Skip to main content
This page documents how metrics.usage cost fields are generated in browseruse-bench.

Where Cost Is Computed

Cost enrichment happens in the shared task runner before writing result.json:
  • Runner: browseruse_bench/runners/agent_runner.py
  • Function: enrich_result_usage_cost_if_needed(...)
If the incoming result already has complete cost fields and total_cost > 0, the runner keeps them. Otherwise it recomputes from usage + pricing.

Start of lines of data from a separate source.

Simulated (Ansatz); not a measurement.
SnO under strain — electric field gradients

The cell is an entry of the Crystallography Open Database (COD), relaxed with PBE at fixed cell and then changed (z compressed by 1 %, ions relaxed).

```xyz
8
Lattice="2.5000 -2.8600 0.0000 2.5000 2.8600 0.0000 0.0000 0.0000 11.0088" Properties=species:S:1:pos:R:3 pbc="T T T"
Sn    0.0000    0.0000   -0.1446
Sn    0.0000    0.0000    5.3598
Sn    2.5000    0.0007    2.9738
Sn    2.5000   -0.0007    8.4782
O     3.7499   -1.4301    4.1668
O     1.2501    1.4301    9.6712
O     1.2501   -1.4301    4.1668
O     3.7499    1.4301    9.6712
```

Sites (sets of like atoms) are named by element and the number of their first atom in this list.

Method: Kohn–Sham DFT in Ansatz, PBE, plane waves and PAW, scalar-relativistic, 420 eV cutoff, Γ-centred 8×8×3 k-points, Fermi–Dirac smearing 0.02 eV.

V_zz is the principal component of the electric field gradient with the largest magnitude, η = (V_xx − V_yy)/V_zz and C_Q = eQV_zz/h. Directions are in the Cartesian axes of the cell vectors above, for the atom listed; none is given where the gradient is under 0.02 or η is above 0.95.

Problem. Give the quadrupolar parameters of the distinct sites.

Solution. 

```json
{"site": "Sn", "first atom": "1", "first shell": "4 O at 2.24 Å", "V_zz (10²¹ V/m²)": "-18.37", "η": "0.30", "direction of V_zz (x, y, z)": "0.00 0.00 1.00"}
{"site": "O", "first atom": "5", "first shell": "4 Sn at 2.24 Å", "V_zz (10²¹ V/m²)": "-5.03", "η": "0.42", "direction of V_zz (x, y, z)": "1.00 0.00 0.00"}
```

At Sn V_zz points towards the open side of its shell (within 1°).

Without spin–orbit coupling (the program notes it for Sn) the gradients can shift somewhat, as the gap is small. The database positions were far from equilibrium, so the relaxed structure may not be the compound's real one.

How Token Usage Is Obtained

Token numbers come from the agent’s returned metrics.usage object (typically propagated from provider response usage), with this priority:
  • prompt_tokens: total_prompt_tokens -> prompt_tokens
  • completion_tokens: total_completion_tokens -> completion_tokens
  • total_tokens: total_tokens -> prompt_tokens + completion_tokens
  • cached_tokens:
    • total_prompt_cached_tokens -> cached_tokens
    • if still 0, fallback to prompt_tokens_details.cached_tokens
Special handling:
  • If prompt_tokens == 0 and completion_tokens == 0 but total_tokens > 0, the framework treats all tokens as prompt tokens.
  • If all token counters are 0, enrichment is skipped.

How Pricing Is Obtained

Pricing is loaded by load_litellm_price_table() and merged with optional custom pricing.

LiteLLM pricing source

  • Canonical URL:
    • https://raw.githubusercontent.com/BerriAI/litellm/main/model_prices_and_context_window.json
  • In-memory cache:
    • _PRICE_CACHE keyed by URL, TTL 24h
  • Local file cache:
    • ~/.cache/browseruse_bench/token_cost/pricing_bubench_*.json
    • valid cache entries are reused before network fetch

Custom pricing source

  • Optional file:
    • configs/pricing/model_pricing.yaml
  • Supported keys (per-token or per-million):
    • input_cost_per_token, output_cost_per_token, cache_read_input_token_cost
    • input_cost_per_million_tokens, output_cost_per_million_tokens, cache_read_input_cost_per_million_tokens
  • Matching:
    • case-insensitive exact model key match
  • Precedence:
    • custom pricing entry overrides LiteLLM pricing for the same model key
If pricing is still missing, cost rates default to 0.0 and total cost becomes 0.0 (with warning logs).

Cost Formula

All rates are normalized to USD per token.
non_cached_prompt_tokens = max(0, prompt_tokens - cached_tokens)
prompt_non_cached_cost   = non_cached_prompt_tokens * input_rate
prompt_cached_cost       = cached_tokens * cached_rate
prompt_cost              = prompt_non_cached_cost + prompt_cached_cost
completion_cost          = completion_tokens * output_rate
total_cost               = prompt_cost + completion_cost
Notes:
  • cached_rate defaults to input_rate when cache-specific rate is unavailable.
  • cached_tokens is clamped to [0, prompt_tokens].

Output Fields

After enrichment, metrics.usage includes:
  • total_prompt_tokens
  • total_prompt_cost
  • total_prompt_cached_tokens
  • total_prompt_cached_cost
  • total_completion_tokens
  • total_completion_cost
  • total_tokens
  • total_cost
  • entry_count
  • by_model (single-model summary with invocations and average_tokens_per_invocation)
Leaderboard aggregation reads usage.total_cost and usage.total_tokens from each task result.

Minimal Example

Input usage:
{
  "prompt_tokens": 1000,
  "completion_tokens": 100,
  "prompt_tokens_details": {
    "cached_tokens": 400
  }
}
Pricing:
{
  "input_cost_per_token": 0.000002,
  "output_cost_per_token": 0.000008,
  "cache_read_input_token_cost": 0.0000005
}
Computed:
  • non-cached prompt: 600 * 0.000002 = 0.0012
  • cached prompt: 400 * 0.0000005 = 0.0002
  • completion: 100 * 0.000008 = 0.0008
  • total: 0.0022